The next generation of faster mobile networks is poised to lower costs for operators and potentially unleash a new price war in the industry in Europe.
As European operators prepare to install the networks, which use a technology called Long Term Evolution, or L.T.E., they are fighting to keep fees for connecting calls to other operators.
That system makes mobile calling in Europe particularly pricey, to the advantage of big operators with large bases of customers.
“Mobile voice calls and short text messages are some of the most expensive forms of data in the world,” said J. Scott Marcus, an analyst at WIK-Consult in Germany. “There is a debate in the industry over whether operators can justify the prices with L.T.E.”
Observers say the technological leap could pave the way in Europe for U.S.-style flat-rate calling plans to all networks.
The world’s largest operators agreed in February to devise a new technical standard for transmitting voice calls between competing L.T.E. networks, which would preserve Europe’s existing grid of regulated termination rates, the per-minute interconnection fees paid by callers. The fees range from 2 euro cents a minute in Cyprus to 15 cents in Bulgaria.
But the superior efficiency of L.T.E. networks will tend to minimize the overall cost of transmitting voice calls, as conversations are converted into tiny packets of 1s and 0s in a process similar to that used by Internet voice services like Skype that give away some Internet voice service free.
Operators, which generate about 80 percent of their revenue from voice services, want to hinder a new downward price spiral. Revenue from termination fees makes up 15 percent of an operator’s sales and profit, said Jacques de Greling, an analyst at Natixis, a Paris bank.
At the mobile industry’s annual convention in Barcelona, a group of the world’s biggest operators endorsed an industry effort to develop the new standard, called Voice over L.T.E., or VoLTE, by March 2011. The group includes Verizon Wireless and AT&T in the United States, Vodafone , Telefónica, Deutsche Telekom and Orange in Europe, NTT Docomo in Japan, and China Mobile.
The standard will define the arbitrary technical parameters operators use to interconnect L.T.E. calls, which is necessary to ensure that L.T.E. devices work in any country. VoLTE, however, is also being devised to function in the current system of termination rates.
Dan Warren, the technical director at the GSM Association, the London-based industry group that is coordinating the project, said the project’s participants — engineers from large and midsize global operators — had based their efforts on the existing European business model of termination rates.
“We have taken the existing commercial principles on the basis that we have to start somewhere,” Mr. Warren said. “We don’t expect L.T.E. coverage to be ubiquitous for some time.”
But some smaller operators are wary.
“By starting with this assumption, we are developing a standard that could make the extension of the termination-rate model a fait accompli,” said an executive at one of the operators that has signed on to support the VoLTE drive. He did not want to be identified because he was not authorized to speak for the group.

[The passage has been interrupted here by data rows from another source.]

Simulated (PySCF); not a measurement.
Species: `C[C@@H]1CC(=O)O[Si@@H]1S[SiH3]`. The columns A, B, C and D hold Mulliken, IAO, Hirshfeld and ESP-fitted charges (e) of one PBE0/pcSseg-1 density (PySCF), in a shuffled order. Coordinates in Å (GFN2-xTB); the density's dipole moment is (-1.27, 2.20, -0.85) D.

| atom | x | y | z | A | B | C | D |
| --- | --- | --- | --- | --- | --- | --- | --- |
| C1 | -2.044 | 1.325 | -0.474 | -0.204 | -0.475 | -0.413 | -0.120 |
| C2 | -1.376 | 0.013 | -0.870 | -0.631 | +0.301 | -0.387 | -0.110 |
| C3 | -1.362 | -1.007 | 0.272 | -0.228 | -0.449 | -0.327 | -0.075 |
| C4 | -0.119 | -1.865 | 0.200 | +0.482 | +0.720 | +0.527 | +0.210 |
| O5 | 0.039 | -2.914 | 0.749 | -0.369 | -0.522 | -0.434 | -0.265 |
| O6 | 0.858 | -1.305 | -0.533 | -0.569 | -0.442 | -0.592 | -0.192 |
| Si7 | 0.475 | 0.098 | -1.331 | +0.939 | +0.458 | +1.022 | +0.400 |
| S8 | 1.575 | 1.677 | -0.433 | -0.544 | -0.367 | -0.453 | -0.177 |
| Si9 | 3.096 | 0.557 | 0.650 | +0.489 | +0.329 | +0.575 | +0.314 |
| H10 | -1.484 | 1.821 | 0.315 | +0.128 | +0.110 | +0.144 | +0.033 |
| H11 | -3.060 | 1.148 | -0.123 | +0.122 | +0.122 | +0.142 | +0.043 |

The executive said his company was officially backing the effort because it would eventually have to use whatever standard is developed.
“This is an ongoing debate,” said Erik Ekkudden, the vice president for technology and industry at Ericsson, the market leader in network equipment. “We have not seen any major signs of big changes coming in the billing regimes, but that of course could happen.”
Many smaller operators would rather adopt the billing regime used by Internet service providers and mobile operators in the United States, called “bill and keep,” which splits the costs of interconnection between the caller and person being called, eliminating additional costs for callers. The U.S. system has enabled flat-rate mobile plans and has promoted cellphone use.
Despite the push by large operators for an L.T.E. standard that would preserve their lucrative billing status quo, it is uncertain whether they will be able to extend the European system of termination rates into the L.T.E. era.
European regulators began questioning the necessity for termination rates in 2006. That year, operators like T-Mobile, France Télécom and Vodafone lobbied in Brussels against any change, arguing that it would penalize larger operators and hinder investments in new network technology.
But last year, the European Commission, seeking to encourage the greater use of mobile technology, raised pressure on the operators by adopting rules that would require countries to develop a uniform method of calculating an operator’s costs for delivering voice service when determining the termination rates charged in a country. The new rules are expected to reduce E.U. termination rates from a current average of 7 cents a minute to less than 2 cents by 2012.
But already, there are signs that the decline will be even more precipitous.
In January, the Belgian telecommunications regulator proposed lowering mobile termination rates to 1.07 cents by January 2013 from almost 9 cents now.
In Brussels, an advisory council made up of European national telecom regulators is scheduled to consider a plan in May to switch the European regime from termination rates to one akin to the U.S. system. Most operators remain opposed to the change. But given the rapid decline in mobile termination rates, such a changeover may be superfluous.
“We have serious doubts and reservations about the arguments supporting such a change,” said Eric Debroeck, the regulatory director at Orange, the mobile unit of France Télécom. “Termination rates are coming down in some cases sharply anyway.”